By Julien Pretot
PARIS (Reuters) – Paris St Germain may have clinched their long-expected sixth Ligue 1 title in the last seven seasons but that triumph cannot mask the French club’s shortcomings on the European stage where results have failed to match their huge investment.
Even the prospect of another domestic double — PSG play Stade Rennes in the French Cup final next Saturday — cannot soothe the pain felt by fans at seeing their galacticos again fall at the last-16 hurdle in the Champions League.
On the domestic front, their financial power helped them once again crush the opposition as they have so far scored 95 goals and conceded 27, losing three Ligue 1 games this season.
Lagging far behind, second-placed Lille have benefited from Nicolas Pepe’s scoring form, the Ivory Coast striker having plundered 19 goals and set up 11 this term.
He is, however, far off the pace set by league top scorer Kylian Mbappe who has found the back of the net 30 times.
Usual contenders Olympique Lyonnais and AS Monaco have also been unable to compete with PSG’s financial clout.
The principality club sacked coach Leonardo Jardim after a difficult start to the season and replaced him with their former player Thierry Henry but he failed to revive them and was ousted as they recalled the Portuguese midway through the season.
Monaco are hoping to avoid relegation while at the other end of the table Lyon, who are third, have had a see-saw season with Memphis Depay unable to live up to the hype surrounding the Dutch forward — just like PSG in their Champions League quest.

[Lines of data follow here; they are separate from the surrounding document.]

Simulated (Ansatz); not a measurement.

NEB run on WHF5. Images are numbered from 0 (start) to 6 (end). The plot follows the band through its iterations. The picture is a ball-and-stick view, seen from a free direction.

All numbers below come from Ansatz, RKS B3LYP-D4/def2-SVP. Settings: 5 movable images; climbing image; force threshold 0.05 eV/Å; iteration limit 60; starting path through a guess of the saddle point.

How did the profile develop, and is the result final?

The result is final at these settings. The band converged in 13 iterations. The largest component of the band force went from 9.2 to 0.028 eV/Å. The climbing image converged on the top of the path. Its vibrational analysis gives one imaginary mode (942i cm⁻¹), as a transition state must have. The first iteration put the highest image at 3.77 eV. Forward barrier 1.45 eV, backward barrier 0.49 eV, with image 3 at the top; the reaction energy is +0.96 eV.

Having spent over 1 billion euros on players since Qatar Sports Investment (QSI) took over the club in 2011, including the likes of Thiago Silva, Zlatan Ibrahimovic, Edinson Cavani, Neymar and Mbappe, PSG have not got past the quarter-finals of Europe’s elite club competition since 1995.
In the last three seasons they have gone out in the last 16 after squandering a four-goal lead against Barcelona in 2017 and a two-goal away advantage against Manchester United this year.
German coach Thomas Tuchel, who replaced Unai Emery this season, also could not manage a domestic treble which the Spaniard and France World Cup-winner Laurent Blanc achieved.
PSG can argue that bad luck struck as Neymar suffered a foot injury before the Champions League knockout phase but like last year they have not addressed several weaknesses including the need to develop a winning mentality. Just ask Dani Alves.
“I know how to win,” Brazil fullback Alves, who won three Champions League titles at Barcelona, said this week.
“When someone has been there, maybe it’s good to listen to them, rely on their experience. Maybe it will work, maybe it won’t. I’d like that when I say something, they’d listen more.”
Tuchel and the PSG management also failed to resolve Adrien Rabiot’s situation, with the gifted midfielder being left out of the squad for most of the season over a contractual dispute.
With Blaise Matuidi having departed for Juventus in 2017, Tuchel has often had to play Marquinhos alongside Marco Verratti in midfield, although the Brazilian is probably his best central defender and PSG have suffered by conceding some soft goals.
It was Marquinhos’s deputy, Presnel Kimpembe, who handled the ball to give United a last-gasp penalty at the Parc des Princes last month that ended the Champions League campaign.
Tuchel also failed to appoint a clear number one goalkeeper, with French international Alphonse Areola and Italian great Gianluigi Buffon swapping roles throughout the season, likely preventing either of them to get into their groove.
Buffon made a rookie mistake that led to Romelu Lukaku’s goal when United won their last-16 second leg 3-1 in Paris, a damaging result that left PSG’s expensive squad still chasing their elusive Champions League dream.